You are viewing a plain text version of this content. The canonical link for it is here.

Posted to user@cassandra.apache.org by Matt Kennedy <st...@gmail.com> on 2011/02/23 23:31:10 UTC

map reduce job over indexed range of keys

Let me start out by saying that I think I'm going to have to write a patch
to get what I want, but I'm fine with that.  I just wanted to check here
first to make sure that I'm not missing something obvious.

I'd like to be able to run a MapReduce job that takes a value in an indexed
column as a parameter, and use that to select the data that the MapReduce
job operates on.  Right now, it looks like this isn't possible because
org.apache.cassandra.hadoop.ColumnFamilyRecordReader will only fetch data
with get_range_slices, not get_indexed_slices.

An example might be useful.  Let's say I want to run a map reduce job over
all the data for a particular country.  Right now I can do this in Map
Reduce by simply discarding all the data that is not from the country I want
to process on. I suspect it will be faster if I can reduce the size of the
Map Reduce job by only selecting the data I want by using secondary indexes
in Cassandra.

So, first question: Am I wrong?  Is there some clever way to enable the
behavior I'm looking for (without modifying the cassandra codebase)?

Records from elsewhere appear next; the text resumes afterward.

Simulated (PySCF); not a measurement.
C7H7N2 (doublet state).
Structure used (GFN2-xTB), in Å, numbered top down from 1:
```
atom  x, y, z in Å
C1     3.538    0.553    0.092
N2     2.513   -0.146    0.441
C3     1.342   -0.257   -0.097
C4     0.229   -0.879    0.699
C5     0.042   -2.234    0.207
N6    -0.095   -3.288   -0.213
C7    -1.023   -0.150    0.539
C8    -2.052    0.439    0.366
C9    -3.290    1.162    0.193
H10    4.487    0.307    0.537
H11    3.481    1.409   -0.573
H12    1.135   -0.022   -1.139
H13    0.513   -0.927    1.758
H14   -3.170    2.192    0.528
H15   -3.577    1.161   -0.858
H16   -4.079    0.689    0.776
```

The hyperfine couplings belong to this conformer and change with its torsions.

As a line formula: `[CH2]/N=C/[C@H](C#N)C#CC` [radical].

Second question: If I'm not wrong, should I open a JIRA issue for this and
start coding up this feature?

Finally, the real reason that I want to get this working is so that I can
enhance the CassandraStorage pig loadfunc so that it can take query
parameters on in the URL string that is used to specify the keyspace and
column family.  So for example, you might load data into Pig with this
sytax:

rows = LOAD 'cassandra://mykeyspace/mycolumnfamily?country=UK' using
CassandraStorage();

I'd like to get some feedback on that syntax.

Thanks,
Matt Kennedy

Re: map reduce job over indexed range of keys

Posted by Mick Semb Wever <mc...@apache.org>.

On Thu, 2011-02-24 at 19:45 -0500, Matt Kennedy wrote:
> Right, so I'm interpreting silence as a confirmation on all points. I
> opened:
> https://issues.apache.org/jira/browse/CASSANDRA-2245
> https://issues.apache.org/jira/browse/CASSANDRA-2246

I think https://issues.apache.org/jira/browse/CASSANDRA-1125 is what you
were looking for. Sorry for the late reply.

~mck

-- 
"When there is no enemy within, the enemies outside can't hurt you."
African proverb 
| http://semb.wever.org | http://sesat.no
| http://finn.no       | Java XSS Filter

Re: map reduce job over indexed range of keys

Posted by Matt Kennedy <st...@gmail.com>.

Right, so I'm interpreting silence as a confirmation on all points. I
opened:
https://issues.apache.org/jira/browse/CASSANDRA-2245
https://issues.apache.org/jira/browse/CASSANDRA-2246

to work on these.

On Wed, Feb 23, 2011 at 5:31 PM, Matt Kennedy <st...@gmail.com> wrote:

> Let me start out by saying that I think I'm going to have to write a patch
> to get what I want, but I'm fine with that.  I just wanted to check here
> first to make sure that I'm not missing something obvious.
>
> I'd like to be able to run a MapReduce job that takes a value in an indexed
> column as a parameter, and use that to select the data that the MapReduce
> job operates on.  Right now, it looks like this isn't possible because
> org.apache.cassandra.hadoop.ColumnFamilyRecordReader will only fetch data
> with get_range_slices, not get_indexed_slices.
>
> An example might be useful.  Let's say I want to run a map reduce job over
> all the data for a particular country.  Right now I can do this in Map
> Reduce by simply discarding all the data that is not from the country I want
> to process on. I suspect it will be faster if I can reduce the size of the
> Map Reduce job by only selecting the data I want by using secondary indexes
> in Cassandra.
>
> So, first question: Am I wrong?  Is there some clever way to enable the
> behavior I'm looking for (without modifying the cassandra codebase)?
>
> Second question: If I'm not wrong, should I open a JIRA issue for this and
> start coding up this feature?
>
> Finally, the real reason that I want to get this working is so that I can
> enhance the CassandraStorage pig loadfunc so that it can take query
> parameters on in the URL string that is used to specify the keyspace and
> column family.  So for example, you might load data into Pig with this
> sytax:
>
> rows = LOAD 'cassandra://mykeyspace/mycolumnfamily?country=UK' using
> CassandraStorage();
>
> I'd like to get some feedback on that syntax.
>
> Thanks,
> Matt Kennedy
>